How to Install Apache Spark on Ubuntu 23

Welcome to our tutorial on setting up Apache Spark on Ubuntu 23! Whether you’re a data enthusiast or a budding data engineer, Apache Spark is a powerful open-source framework that can supercharge your big data processing tasks. In this guide, we’ll walk you through the installation process, breaking it down into simple steps with examples for newcomers.

Prerequisites

Before we dive into the installation, make sure you have the following prerequisites:

Ubuntu 23: Ensure you have a clean installation of Ubuntu 23.
Java Installation: Apache Spark on Ubuntu 23 requires Java to run. Install OpenJDK with the following command:

sudo apt update
sudo apt install openjdk-11-jdk

Step 1: Download Apache Spark on Ubuntu 23

Head over to the official Apache Spark download page and grab the latest version. You can use wget to download it directly to your terminal:

wget https://downloads.apache.org/spark/spark-3.5.1/spark-3.5.1-bin-hadoop3.tgz

Replace 3.5.1 with the appropriate version numbers.

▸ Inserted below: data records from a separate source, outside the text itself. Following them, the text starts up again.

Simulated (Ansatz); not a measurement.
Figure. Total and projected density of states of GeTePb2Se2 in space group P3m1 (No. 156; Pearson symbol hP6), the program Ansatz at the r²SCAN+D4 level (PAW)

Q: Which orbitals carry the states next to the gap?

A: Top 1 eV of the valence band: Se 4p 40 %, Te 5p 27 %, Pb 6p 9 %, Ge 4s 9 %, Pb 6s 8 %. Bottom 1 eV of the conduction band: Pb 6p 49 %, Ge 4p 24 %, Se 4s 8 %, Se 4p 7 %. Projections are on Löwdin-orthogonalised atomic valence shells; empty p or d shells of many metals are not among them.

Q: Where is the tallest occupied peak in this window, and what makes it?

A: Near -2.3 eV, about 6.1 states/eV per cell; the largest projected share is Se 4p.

Step 2: Extract the Archive

Once the download is complete, extract the Spark archive using the following command:

tar -xvzf spark-3.5.1-bin-hadoop3.tgz

Again, replace 3.5.1 with your version numbers.

Step 3: Move Spark to a Permanent Location

Move the extracted Spark directory to a location of your choice. For example, let’s move it to /opt/:

sudo mv spark-3.5.1-bin-hadoop3 /opt/spark

Step 4: Set Environment Variables

Open your .bashrc file to set up environment variables:

nano ~/.bashrc

Add the following lines at the end of the file:

export SPARK_HOME=/opt/spark
export PATH=$PATH:$SPARK_HOME/bin
export PYSPARK_PYTHON=python3

Set Apache Spark on Ubuntu 23 Environment Variables

Save the file and execute:

source ~/.bashrc

Step 5: Test Your Installation

To ensure that Apache Spark is installed correctly, open a new terminal and run:

spark-shell

This will launch the Spark shell, and you should see the Spark logo with a prompt. You’re now ready to harness the power of Apache Spark on Ubuntu 23!

Check Apache Spark on Ubuntu 23 installation

Spark Context Web UI

The Spark context Web UI is available at http://server_ip:4040. You can access this URL in your web browser to monitor Spark application details, jobs, and stages.

If you want to ensure that your Apache Spark cluster remains active as a service on Ubuntu, you can use a combination of tools like systemd and cron jobs to monitor and restart the Spark processes if needed. Here’s a simple example:

Create a systemd Service:

Create a systemd service file for Apache Spark. Create a file, for example, spark.service, in the /etc/systemd/system/ directory:

[Unit]
Description=Apache Spark

[Service]
Type=simple
ExecStart=/opt/spark/sbin/start-master.sh
Restart=always
RestartSec=3

[Install]
WantedBy=default.target

Enable and Start the Service:

Run the following commands to enable and start the service:

sudo systemctl enable spark
sudo systemctl start spark

This will start the Spark master as a systemd service.

Create a script, for example, monitor_spark.sh, that checks if Spark is running and restarts it if needed:

#!/bin/bash

SPARK_PID=$(pgrep -f "org.apache.spark.deploy.master.Master")

if [ -z "$SPARK_PID" ]; then
    echo "Spark is not running. Restarting..."
    /opt/spark/sbin/start-master.sh
else
    echo "Spark is running (PID: $SPARK_PID)."
fi

Make the script executable:

chmod +x monitor_spark.sh
sh monitor_spark.sh

sh monitor_spark.sh
Spark is not running. Restarting...
starting org.apache.spark.deploy.master.Master, logging to /opt/spark/logs/spark-root-org.apache.spark.deploy.master.Master-1-sysnestor.out

systemctl status spark
● spark.service - Apache Spark
     Loaded: loaded (/etc/systemd/system/spark.service; enabled; preset: enabled)
     Active: activating (auto-restart) since Sun 2024-03-03 12:28:00 UTC; 292ms ago
    Process: 1552923 ExecStart=/opt/spark/sbin/start-master.sh (code=exited, status=0/SUCCESS)
   Main PID: 1552923 (code=exited, status=0/SUCCESS)
        CPU: 6.338s

Navigate to your Apache Spark web console at http://your-ip:8080/

Congratulations! You’ve successfully installed Apache Spark on Ubuntu 23. This guide aimed to make the process accessible for beginners, providing detailed steps and explanations. Feel free to explore Spark’s vast capabilities and integrate it into your data processing projects.

Remember, the world of big data awaits, and Apache Spark is your gateway to unlocking its full potential. Happy coding!